Note: I wrote this post primarily for fellow law professors who have been sounding the "hypocrisy" theme. I don't mind trolls; I used to dress them up as a child.
I'm getting a little tired of the hypocrisy charges, in comments here and elsewhere. So let's address that issue head on. First, people can call me a hypocrite only because they know my name. I, along with LawProf, Brian Tamanaha, Herwig Schlunk, and some others, have been willing to speak up--under our own names--about what the facts tell us. If I were a hypocrite, I would pocket my salary--despite what my research and the research of others reveals--and say nothing. I'll be 57 in two months, and I have tenure. My job and retirement accounts are secure; I foresaw the stock crash in fall 2008 and moved any money I had in stocks out for a while. Why rock the boat?
Second, I am paid to do research, teaching, and service--and that is what I am doing. I don't just get up and post some ideas that pop into my head over morning tea. Nor do I write things just to aggravate other law professors. I have done a lot of research about law school tuition, the costs of legal education, and the career prospects of lawyers today. I have also done a lot of research (and teaching) about how the business of law has changed and continues to change at breakneck speed. Most professors, in my experience, know very little about those facts. And that is what is so dangerous about the present moment.
Unless law faculty understand how their students' loans work, what jobs are available to their graduates, and how their alumni at various professional stages are faring--using real empirical research rather than samples biased by selection--they simply cannot make good plans for their schools, their graduates, and the profession. So I will continue to do research, teaching, and service on these subjects.
Some people may not like what I say; that has been true of other scholarship I published. When, together with two social scientists, I pointed out the statistical defects in a process that state supreme courts had used to raise the passing score on bar exams, I really ticked off members of the National Conference of Bar Examiners, as well as a researcher from Rand who had designed the process for them. But, you know what? A few state supreme courts read our analysis and agreed; they didn't raise passing scores in the unfair way that many other states did.

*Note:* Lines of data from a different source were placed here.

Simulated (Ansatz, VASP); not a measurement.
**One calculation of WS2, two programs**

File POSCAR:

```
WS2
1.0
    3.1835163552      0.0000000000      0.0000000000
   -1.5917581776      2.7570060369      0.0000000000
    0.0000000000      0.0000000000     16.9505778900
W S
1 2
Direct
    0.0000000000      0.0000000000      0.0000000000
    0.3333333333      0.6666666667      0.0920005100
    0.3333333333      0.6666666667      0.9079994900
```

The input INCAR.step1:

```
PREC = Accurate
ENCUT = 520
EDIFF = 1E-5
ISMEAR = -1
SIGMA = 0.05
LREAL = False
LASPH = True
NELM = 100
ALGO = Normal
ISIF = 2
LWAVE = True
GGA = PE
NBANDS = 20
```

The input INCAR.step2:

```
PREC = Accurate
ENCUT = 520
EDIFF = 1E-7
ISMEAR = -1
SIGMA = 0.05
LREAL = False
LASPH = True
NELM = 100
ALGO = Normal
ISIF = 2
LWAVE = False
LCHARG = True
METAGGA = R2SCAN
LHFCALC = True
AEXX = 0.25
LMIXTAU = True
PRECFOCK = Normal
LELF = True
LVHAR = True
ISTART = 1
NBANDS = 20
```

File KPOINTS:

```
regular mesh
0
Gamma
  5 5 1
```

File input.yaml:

Law faculty look critically at laws, judicial decisions, empirical data, societal norms, and institutional practices. We teach our students to do the same. A senior lawyer told me recently that "lawyers are the people who ask the hard questions." If that's true, we have to be willing to ask those questions about ourselves. I'll keep researching, teaching, and advocating on these issues. I welcome disagreement--that's how we get to the bottom of pressing social and economic issues. But I'd like to have disagreement based on fact and analysis, not name calling.